Review of Footsteps

Footsteps (2006)
9/10
Brutal and beautiful
14 June 2006
Bloody, brutal and disturbingly beautiful, Footsteps' blend of taut psychological horror and unflinching graphic ultra-gore is definitely not for the squeamish. G.H. Evans's innovative thriller is infinitely clever (with artistic nods to Toshiaki Toyoda's Pornostar and flashes of the inimitable Takashi Miike at his darkest and most violent) but also visually gorgeous: the composition and imagery is beguilingly rich and compelling. In particular, the opening sequence ranks among the most uncomfortable and harsh beginnings to any movie I've seen and immediately draws the viewer into the grim world of Evans' nightmare urban dystopia.
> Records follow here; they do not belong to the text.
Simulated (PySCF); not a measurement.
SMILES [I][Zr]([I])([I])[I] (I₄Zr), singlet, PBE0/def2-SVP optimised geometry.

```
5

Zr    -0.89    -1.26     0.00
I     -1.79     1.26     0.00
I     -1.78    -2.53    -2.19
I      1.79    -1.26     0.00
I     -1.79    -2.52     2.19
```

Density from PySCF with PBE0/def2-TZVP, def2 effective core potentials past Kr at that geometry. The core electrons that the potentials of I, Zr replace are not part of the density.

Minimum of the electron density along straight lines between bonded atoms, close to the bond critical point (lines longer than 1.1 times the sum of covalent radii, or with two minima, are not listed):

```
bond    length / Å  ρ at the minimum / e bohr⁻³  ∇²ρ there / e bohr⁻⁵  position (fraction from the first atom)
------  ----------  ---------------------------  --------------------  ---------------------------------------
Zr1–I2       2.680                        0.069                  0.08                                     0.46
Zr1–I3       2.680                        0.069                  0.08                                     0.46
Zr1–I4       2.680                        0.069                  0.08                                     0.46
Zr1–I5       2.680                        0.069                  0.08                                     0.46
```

The soundtrack suits the mood and visuals perfectly, matching ear-battering electronica to eye-watering gore and elegant, melancholic strings to passages of raw emotion, and occasionally interspersed with long moments of silence which serve to heighten the main character Andrew's obvious social isolation and introversion.

Evans' love for and expert knowledge of Japanese extreme movie-making has clearly informed Footsteps, and he has applied that dynamic to an inherently Western tale of societal breakdown, which will be familiar to anyone who lives in the UK in particular. The plot also faintly echoes Joel Schumacher's Falling Down as well as Martin Scorsese's seminal Taxi Driver, as a morality tale of an ordinary working joe who is given more than adequate incentive to revenge himself on society.

As for the performances, they are never anything less than intriguing and fully credible. Nicholas Bool is stunningly charismatic and powerful in the role of Andrew, portraying him as a somewhat sympathetic hero of sorts, an ingenue out of his depth in the criminal underworld, with just the right mix of aloofness and alienation: his lack of social skills is so accurate, it's almost painful to watch at times. Also of note is Mads Koudal, who delivers a superb, standout performance as the charmless, ruthless and utterly evil Paul.

Set in a clever and complex narrative structure of flashbacks and flashforwards (which occasionally recalls Japanese director Shinji Aoyama's equally intricate plotting), the story follows the failing fortunes of a depressed, uncommunicative young man named Andrew (Nicholas Bool), who is an unskilled factory worker by day and a lonely loser by night. He comes from a broken home - his mother died when he was young, and his father married a much younger woman - and has next to no emotional connection with his long-suffering girlfriend, Sera, who leaves him because he just won't talk to her.

It's not long before Andrew's fragile world is broken down even further by the death of his father, leaving him with no surviving family. The final straw comes at almost exactly the same time, when he is made redundant only days after his dad has died.

Reeling from this final tragedy, he goes home - but instead of unlocking the door and going inside to continue his life of loss, pain, being ground underfoot by Lady Luck, and honest graft being rewarded by nothing but poverty and misery, he makes a snap decision, he loses his last marble, and embarks on a very different life path indeed - one steeped in violence, rage and brutality.

In doing so, Andrew is discovered by a gang of snuff filmmakers, who organise and carry out real-life beatings, murders, sex and drugs, which they then capture on DV camera, and he begins his journey into the filthy underworld of criminal society - and into more danger than he could possibly ever have imagined.

Footsteps presents a disturbing portrait of a bleak, doomed society filled only with drudgery, the threat of imminent redundancy, living on or beneath the poverty line, joyless sex, vicarious thrills and the possibility that at any time, one might get one's head stove in with a baseball bat by someone with no motive other than to make money and get kicks out of your suffering. It's profoundly affecting and edgy, and will strike a deep chord with anyone who's ever felt that British society was going to the dogs thanks to binge drinking, late-night violence, the ever-darkening world of reality TV, and boredom. Yet in Evans' vision, even in the darkness there is still a glimmer of hope for redemption.

This brooding, nihilistic and enigmatic depiction of Britain's vile criminal underworld - or indeed, an extension of its mainstream Saturday night vicious chav culture, come to that - replete with sex, drugs, more drugs, in-your-face violence, amorality and no respect for human life is a highly accomplished and self-assured work and places G.H. Evans right at the forefront of young, cutting-edge British film-making.